I'm going to challenge this. Anecdata may be what it is, but I've never seen any popular artwork from any east asian culture that embraces the slanted eye representation. It just doesn't happen. Asian cultures draw asian people as... people.
The kind of ridiculous physical caricature we see in this kind of artwork (slanted eyes and buck teeth on asians, long arms, huge lips and a completely non-representative chimpanzee circle around the mouth on africans, etc...) only makes sense when viewed from outside, in the "look at these strange and alien people" sense. No one drawing themself reaches for tropes like this.
> I haven't seen the other tropes you've mentioned though.

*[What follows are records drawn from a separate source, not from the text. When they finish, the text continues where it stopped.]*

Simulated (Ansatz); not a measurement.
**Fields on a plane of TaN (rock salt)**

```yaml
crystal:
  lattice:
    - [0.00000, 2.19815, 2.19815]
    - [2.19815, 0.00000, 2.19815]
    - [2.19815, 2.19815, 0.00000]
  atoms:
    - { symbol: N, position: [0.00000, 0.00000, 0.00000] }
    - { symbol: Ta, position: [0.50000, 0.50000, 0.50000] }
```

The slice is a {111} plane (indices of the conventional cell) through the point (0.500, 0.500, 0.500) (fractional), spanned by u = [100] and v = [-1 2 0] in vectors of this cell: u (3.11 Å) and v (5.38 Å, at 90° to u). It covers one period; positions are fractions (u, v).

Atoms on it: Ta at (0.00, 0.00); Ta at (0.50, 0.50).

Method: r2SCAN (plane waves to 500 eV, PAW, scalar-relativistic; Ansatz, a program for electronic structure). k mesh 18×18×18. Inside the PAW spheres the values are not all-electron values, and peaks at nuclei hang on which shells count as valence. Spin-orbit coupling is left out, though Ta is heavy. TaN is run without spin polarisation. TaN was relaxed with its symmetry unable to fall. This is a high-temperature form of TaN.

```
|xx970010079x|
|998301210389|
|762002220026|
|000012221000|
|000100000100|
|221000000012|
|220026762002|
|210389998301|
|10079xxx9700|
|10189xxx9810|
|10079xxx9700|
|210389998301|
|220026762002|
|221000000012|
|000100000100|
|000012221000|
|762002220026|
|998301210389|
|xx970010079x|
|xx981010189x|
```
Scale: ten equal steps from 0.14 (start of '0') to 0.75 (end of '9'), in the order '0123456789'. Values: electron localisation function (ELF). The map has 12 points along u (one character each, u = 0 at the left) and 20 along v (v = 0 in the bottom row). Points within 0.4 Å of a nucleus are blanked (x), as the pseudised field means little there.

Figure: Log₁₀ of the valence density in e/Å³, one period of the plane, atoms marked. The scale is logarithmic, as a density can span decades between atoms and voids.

It doesn't strike you as odd that in this whole enormous controversy which has consumed right wing media all week and driven this thousand+ comment thread to the top of HN...
... that no one thought to show you the actual artwork in question, and that you never looked it up for yourself?
> I'm going to challenge this. Anecdata may be what it is, but I've never seen any popular artwork from any east asian culture that embraces the slanted eye representation. It just doesn't happen. Asian cultures draw asian people as... people
My prior comment was in response to this gap.
With regards to the controversy stirred up by right-wing propaganda, Aesop's fable of the bull and the gnat applies for me.
The kind of ridiculous physical caricature we see in this kind of artwork (slanted eyes and buck teeth on asians, long arms, huge lips and a completely non-representative chimpanzee circle around the mouth on africans, etc...) only makes sense when viewed from outside, in the "look at these strange and alien people" sense. No one drawing themself reaches for tropes like this.